Cameroon: Mountain Hotel, Buea

In the lap of luxury, with Mount Cameroon above.

Fantastic place: cool mountain temperature, green lawns, hot bath, ornately comfortable sitting room where I write this, and a swimming pool. OK, the pool water is opaque with muck, but you can't have everything.

Buea is a very spread-out town: taxis are required.

I like Cameroon a lot. Relaxed, cafe culture, many police checks but they're generally perfunctory, green countryside, nice and so-far bilingual people.

So: hated Calabar at first, but warmed to it considerably. Paradise City Hotel is a dilapidated but charming complex: snack bar, mini-zoo, nightclub, bar, hotel, grounds, etc. Moped taxis to and from and around town. Just watched the World Cup the first night.

Next day, moped'd to town to change money, an epic journey: walked an hour through Calabar's winding streets, to a bureau de change that no longer exists, asked at a plush restaurant and wound up following a 300-pound woman around town on moped to a black marketeer. Came back to her restaurant, ate & watched African MTV, shopped, returned, made (last) dinner. Then went down to Freedy's, where we met Ricky - Scottish expat welder/helicopter pilot for Mobil - and watched England lose a nail-biting World Cup match to Argentina (or, more accurately, watched the referee steal it.) A dejected crowd returned.

Next morning, to the drill-monkey sanctuary up the road, an impressive place, founded & staffed by people who came to Nigeria for 10 days and stayed for years, plus an army of knowledgeable locals. Drills frolicked and played in their cages, but the real stars were the chimps, who strutted, fretted, flung wood chips at Wendy & Patsy, shook hands (and feet), posed for the cameras, ooked and howled, all very human.

Left to have an (excellent) jam donut at the bakery down the road and bumped into Tim & Naomi: after letting Ricky buy us a drink, we went on the brief (hollow laugh) boat trip to Creek Town.

After whiling away the wait for the boatman by sampling kola nut (bleah), we set off on a pirogue past naval warships, docked oil rigs, and ship's graveyards, followed by thicker and thicker mangrove swamps, sun beating on us, mangrove branches dangling above. Fish thrashing on lines hung from the branches. The ominous B-movie buzz when paddling ceased. took 2.5 hours to reach Creek Town, a very peaceful town - especially for Nigeria - with a beautiful riverfront, statue-laden cemetery, cheap palm wine. But hard to judge as we were only there for 25 minutes, because there was one more bus and no more boats back.
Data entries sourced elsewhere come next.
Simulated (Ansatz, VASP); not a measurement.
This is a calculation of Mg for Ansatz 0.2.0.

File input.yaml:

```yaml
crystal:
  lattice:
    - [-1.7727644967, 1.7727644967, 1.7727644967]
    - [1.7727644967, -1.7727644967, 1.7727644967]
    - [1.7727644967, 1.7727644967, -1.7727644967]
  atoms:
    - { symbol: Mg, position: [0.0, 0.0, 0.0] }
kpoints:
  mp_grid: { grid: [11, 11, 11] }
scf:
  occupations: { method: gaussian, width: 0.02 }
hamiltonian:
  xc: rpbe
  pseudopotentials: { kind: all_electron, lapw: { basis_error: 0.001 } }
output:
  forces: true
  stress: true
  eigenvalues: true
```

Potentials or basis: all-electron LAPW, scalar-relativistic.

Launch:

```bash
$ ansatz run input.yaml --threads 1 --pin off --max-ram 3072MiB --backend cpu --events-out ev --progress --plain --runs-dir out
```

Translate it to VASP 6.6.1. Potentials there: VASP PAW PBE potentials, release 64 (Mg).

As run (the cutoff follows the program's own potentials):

Hurtled pell-mell deep into nowhere, on roads so bad the axle ground against pothole edges, the whole vehicle shaking and quivering, passengers screaming threats at the driver. We stopped in the middle of nowhere, the driver muttered something about bad directions and loaded fifty litres of diesel into the bus, and we went back to the main road and Calabar and Paradise City.

Next day, up to the Mount Afi drill monkey sanctuary, stopping to look for diesel on the way. Halted off the paved road by a ford and bush-camped. In the morning we tried to cross the ford. Heh. The creek was exactly wide enough for the truck to bog down. Three hours of digging interspersed with good-natured mud fights, got us back exactly where we stared, with a punctured tire and a curious sense of accomplishment. Fortunately, the sanctuary's Land Rover pulled up, we piled our gear and half of us onto it, put the other half on "machines" - motorbike taxis - and headed up to the sanctuary.

Stunning Land Rover ride through rain forest and villages, green ripple of hills around us, to the monkey sanctuary. Liza-the-founder put on a Nigerian accent & dialect to speak to the locals - interesting to see. Watched chimps in their big fenced enclosure - or were they watching us in ours?

Camped - after a futile but entertaining torch-building collaboration with Mike - and chatted around the campfire.

Went for a 3-hour solo wander through rainforest the next morning, which was outstanding. Enormous trees, 80' tall and as little as 6" wide, raising up a canopy to block out all direct sunlight. Narrow trails, barely the idea of a path, through thick brush and vine-wound trees. Bush noises - crickets, birds, things scuttling and crying out in the distances, bushes shaking as they passed. Swarms of butterflies and showers of yellow petals. Huge flanged tree trunks. Perched on a log above a babbling brook, watching leaves bob boy.

Back to the campsite, where we got a taxi to carry our gear back but were on our own. Mike and Tony and I wound up walking the whole way, through rain and blazing sun, 15K over rough and rolling ground, to three much-deserved beers.

Abandoned the truck the next day, w/Ali & Andrea & Chong, off to jump ahead to Mount Cameroon. Caught a lucky taxi ride straight for the border and its 7 desks we had to stand in front of. Dash showdown with an immigration officer: Ali & I were reaching for our wallets, when Chong & Andrea made a stand on principle and - amazingly - not just talked him out of it but had him telling us not to let anyone try and get a bribe from us and not to dash anyone.

Across a picturesque bridge to Cameroon, quick immigration, lunch & a celebratory beer, and then the road from Ekok to Mamfe, a sea of mud with puddles deep enough to swallow our car and improvised detours around the impassable parts. God knows how long the truck will take to get through. [ed. note: three days. To go 25 miles.]

Eight of us crammed into a tiny Corolla, but we had a fantastic driver who gunned the engine through some amazingly tricky situations; only had to get out and push a couple times. Hit Mamfe, got (nice) hotel and arranged transport to Buea, then found a bar, drank several beers, had a spur-of-the-moment street-food dinner, slept happily.

Today, hurry-up-and-wait taxi finally left at 11. We were stopped at a police stop because the driver had the wrong pass; tried again and failed; moved our luggage to a different car, failed to negotiate terms, moved it back, tried a third time, looked as pathetic as we could as the driver explained, and amazingly got through. Made it here with daylight left, had good if expensive steak & chips.

Tomorrow, guide & admin & shopping: Wednesday, Mount Cameroon.